- Posted on 16 Oct 2025
- 4 mins read
Australia’s software exporters are proving that code travels faster than commodities
At Global Game Changers: Exporting Intelligence, our panel explored where global demand is heading, how AI is reshaping productivity, and what it will take to scale Australian software in a more protectionist world.
ABC business host Alicia Barry moderated a candid conversation with Dr Terry Roach (Capsifi), Luci Ellis (Westpac Group), Professor Asif Gill (UTS) and David Masters (Atlassian). The consensus was clear: the opportunity is here if we focus on domain expertise, smarter policy, and an ecosystem that helps people build successful companies in Australia.

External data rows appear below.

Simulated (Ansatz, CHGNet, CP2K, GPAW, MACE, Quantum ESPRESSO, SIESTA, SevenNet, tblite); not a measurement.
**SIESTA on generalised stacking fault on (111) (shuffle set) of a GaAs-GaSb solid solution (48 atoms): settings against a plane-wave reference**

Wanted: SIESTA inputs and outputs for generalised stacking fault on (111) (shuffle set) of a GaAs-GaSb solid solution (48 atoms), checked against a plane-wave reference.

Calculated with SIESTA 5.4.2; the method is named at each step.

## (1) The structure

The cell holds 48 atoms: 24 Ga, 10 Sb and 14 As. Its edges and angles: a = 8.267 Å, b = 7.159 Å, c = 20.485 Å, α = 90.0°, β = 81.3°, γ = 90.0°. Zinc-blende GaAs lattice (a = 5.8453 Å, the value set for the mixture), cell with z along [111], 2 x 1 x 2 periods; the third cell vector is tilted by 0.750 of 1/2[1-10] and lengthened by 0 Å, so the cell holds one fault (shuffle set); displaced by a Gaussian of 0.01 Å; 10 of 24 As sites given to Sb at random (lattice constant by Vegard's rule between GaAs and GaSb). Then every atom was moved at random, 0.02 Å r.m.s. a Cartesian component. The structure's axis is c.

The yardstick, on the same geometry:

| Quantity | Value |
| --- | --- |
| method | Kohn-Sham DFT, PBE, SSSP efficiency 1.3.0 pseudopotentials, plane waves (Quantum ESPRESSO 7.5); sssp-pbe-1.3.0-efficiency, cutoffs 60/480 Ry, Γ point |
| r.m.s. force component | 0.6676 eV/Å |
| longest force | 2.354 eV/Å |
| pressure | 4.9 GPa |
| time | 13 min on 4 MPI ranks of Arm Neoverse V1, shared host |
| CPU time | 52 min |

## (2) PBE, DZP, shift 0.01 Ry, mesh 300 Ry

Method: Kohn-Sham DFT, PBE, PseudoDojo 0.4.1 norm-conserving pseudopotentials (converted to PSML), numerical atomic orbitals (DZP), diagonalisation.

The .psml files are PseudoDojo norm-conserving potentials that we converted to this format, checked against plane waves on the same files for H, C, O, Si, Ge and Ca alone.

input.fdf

Services that travel further
Software and digital services behave differently to bulk exports. As Luci Ellis noted, services delivered digitally are harder to tariff and easier to deploy wherever skills and customers are found. Australia’s digital exports were more than $7.5 billion last year. Our strengths include a highly educated workforce, reliable institutions and a pragmatic regulatory culture. These are foundations for growth.
Compete on what we know
Terry Roach outlined Capsifi’s journey from PhD research to global adoption and sale. The hard part was not building the product, it was taking it to market and standing out in a crowded field. With a small number of companies controlling foundational AI models, Australia’s advantage is deep domain expertise and user-level innovation that solves real problems.
AI is shifting costs and skills
AI can lift productivity. It also increases the need for compute and careful governance. David Masters argued that Australia’s sweet spot is using global AI infrastructure well, then translating capability into useful, trusted applications. This depends on strong talent pipelines and policy settings that reward the creation, protection and scaling of intellectual property in Australia.
Education that is close to industry
Professor Asif Gill stressed that AI does not remove the need for engineers. It raises expectations. Graduates need strong technical foundations to question AI outputs, and hands-on experience with commercial tools. UTS is strengthening industry studios, internships and a product mindset. This includes writing specifications, validating systems and managing risk. Australia also needs better digital infrastructure such as cloud access, GPUs and secure environments so students and researchers can build at real scale.
Policy that matches ambition
From R&D incentives to easier government procurement, the panel called for settings that help companies grow. Treat intellectual property more like a strategic resource. Encourage discovery, protection and export. Build anchor companies that recycle skills through the ecosystem. Density matters: talent, capital and opportunity work best when they are connected.
Three key takeaways
- Use our structural advantages. Digital services are harder to tariff and easier to export. Australia’s education base and pragmatic regulation are genuine strengths.
- Invest in capability. Pair domain expertise with access to AI infrastructure and policies that reward the creation and scaling of local intellectual property
- Grow and keep talent. Expand industry-embedded education and strengthen the ecosystem so students, researchers and operators choose to build their careers in Australia.